The story of John E. Turner deserves more attention in detail, as in the course of years he became an influencing factor upon the history of the southwest. In early life he was employed as a clerk in a general store at Willoughby, Ohio, and afterward was a member of the surveying party that surveyed the Cleveland & Erie Railroad, subsequently a part of the Lake Shore System, becoming yardmaster for that line. It was in September, 1867, that John E. Turner established his home in Fort Smith, Arkansas, where he became a member of the general mercantile firm of Buckles, Avers & Company investing about sixty-five hundred dollars in the business. At that date goods were shipped by boat down the Ohio river, from Cincinnati, but the boat was sunk, causing a total loss of the purchase. Mr. Turner, however, had taken out insurance upon his goods and this money enabled the firm to purchase a new stock, which was transported in safety to Fort Smith, Arkansas, and there placed on sale. Mr. Turner remained with the firm of Buckles, Avers & Company until 1869, when he was given one-third of the stock and with this opened a store in Okmulgee, Indian Territory, where he continued in business until 1875, when he sold out to his son, C. W. Turner, and William Harvison.
Two years later John E. Turner became a resident of Muskogee and one of its pioneer merchants. He established business under the firm style of Turner & Parkinson and afterward conducted his interests as J. E. Turner & Company, selling out in the spring of 1898, his death occurring December 10, 1898.
He had prospered in his commercial pursuits, becoming one of the wealthy men of the territory, as wealth was reckoned in those days. He belonged to the Masonic and Odd Fellows societies and was always a stalwart advocate of Republican principles.
His son, Clarence William Turner, was a lad of but thirteen years when the family home was established in the Indian Territory. His lessons of life were largely learned in the school of experience and he gained valuable knowledge of commercial pursuits as a clerk in his father’s store. In 1874, however, he had the benefit of instruction in Jones Business College at St. Louis, Missouri, and in the following year he became one of the owners of the general store at Okmulgee, which had been founded by his father. In September, 1881, however, he sold out to his former partner, Mr. Harvison and James Parkinson, and in July, 1882, removed to Muskogee, where he purchased the hardware store of J. S. Atkinson, this being the first enterprise of the kind established in the Indian Territory. Mr. Turner greatly developed the business under the style of the Turner Hardware Company, selling to both the wholesale and retail trade and carrying an extensive line of hardware, implements, furniture and lumber.

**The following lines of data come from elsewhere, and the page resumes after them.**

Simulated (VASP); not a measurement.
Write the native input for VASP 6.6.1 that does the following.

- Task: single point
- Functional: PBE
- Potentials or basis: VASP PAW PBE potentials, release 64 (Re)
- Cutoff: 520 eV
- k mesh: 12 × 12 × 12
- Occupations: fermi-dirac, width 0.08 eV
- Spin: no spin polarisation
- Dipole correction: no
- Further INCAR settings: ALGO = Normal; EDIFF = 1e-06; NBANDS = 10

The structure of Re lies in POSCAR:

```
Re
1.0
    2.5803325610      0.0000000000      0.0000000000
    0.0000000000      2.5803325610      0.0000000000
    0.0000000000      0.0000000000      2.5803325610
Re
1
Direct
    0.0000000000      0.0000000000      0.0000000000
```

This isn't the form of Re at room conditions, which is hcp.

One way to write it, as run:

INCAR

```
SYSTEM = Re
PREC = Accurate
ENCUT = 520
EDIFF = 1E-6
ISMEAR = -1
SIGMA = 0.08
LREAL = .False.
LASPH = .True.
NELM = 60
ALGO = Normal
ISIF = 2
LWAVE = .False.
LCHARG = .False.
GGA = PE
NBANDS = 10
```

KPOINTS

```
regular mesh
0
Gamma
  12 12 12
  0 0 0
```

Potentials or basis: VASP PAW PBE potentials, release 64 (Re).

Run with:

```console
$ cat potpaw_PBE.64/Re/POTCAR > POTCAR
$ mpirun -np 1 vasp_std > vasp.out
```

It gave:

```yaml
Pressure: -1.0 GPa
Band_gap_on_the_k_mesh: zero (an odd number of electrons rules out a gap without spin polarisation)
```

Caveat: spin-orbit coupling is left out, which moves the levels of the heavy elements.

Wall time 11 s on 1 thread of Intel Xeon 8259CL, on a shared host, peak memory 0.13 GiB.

For thirty years he continued at the head of the business and then sold out in 1912. The years had marked a steady progress, undeterred by the obstacles and difficulties which occasionally barred his path. When in 1886 his building was destroyed by fire, he at once erected a more commodious one on the old site on North Main Street. Again fire visited the establishment in 1899 but again there arose from the ashes a new building, larger and finer than the previous one.
From time to time Mr. Turner made investment in Muskogee real estate until his holdings were quite extensive and his operations in the building line contributed in large measure to the growth and improvement of the city. He has always been recognized as a man of marked business capacity and power, readily discriminating between the essential and the non-essential in business affairs and directing his interests with a keen sagacity and sound judgment productive of splendid results.
Following in the political, as in the business, footsteps of his father Clarence W. Turner became an earnest Republican, loyal at all times to the principles in which he believed. He has served for several terms as alderman of the city, yet could not be called a politician in the sense of office seeking, his ambition lying in other directions. He has become a Consistory Mason and is a life member of the Mystic Shrine and also of the Benevolent Protective Order of Elks.
In September, 1883, Mr. Turner was united in marriage to Miss Tookah Butler and they have become the parents of three children: Tookah, now the wife of Charles Bagg, of Muskogee; Clarence William; and Marian E., who is now the wife of C. M. Daniels of Chicago, managing salesman of the structural iron department for the Bethlehem Steel Company in Chicago and vicinity. Mrs. Daniels was educated in Monticello Seminary at Godfrey, Illinois, which she attended for two years and Bryn Mawr College near Philadelphia, Pennsylvania. She next entered Vassar College and she received advanced musical training in the Walter Damrosch Institute of Music in Chicago. On the 18th of June, 1918, she became the wife of C. M. Daniels.
Clarence William Turner, Jr., the only son of the family, was born at Muskogee in 1890, and after acquiring a public school education in his native city attended Kempers Military School at Boonville, Missouri. He received his business training in his father’s store. Following America’s entrance into the World war his patriotic spirit was aroused by the events which were so rapidly shaping the world’s history and he enlisted in the United States army as a private, while subsequently he was advanced to the rank of Sergeant, remaining with his command until the close of the war. It is characteristic of the Turner family that duty ever stands first and thus he placed his service before business, although there devolved upon him important responsibilities in the latter connection.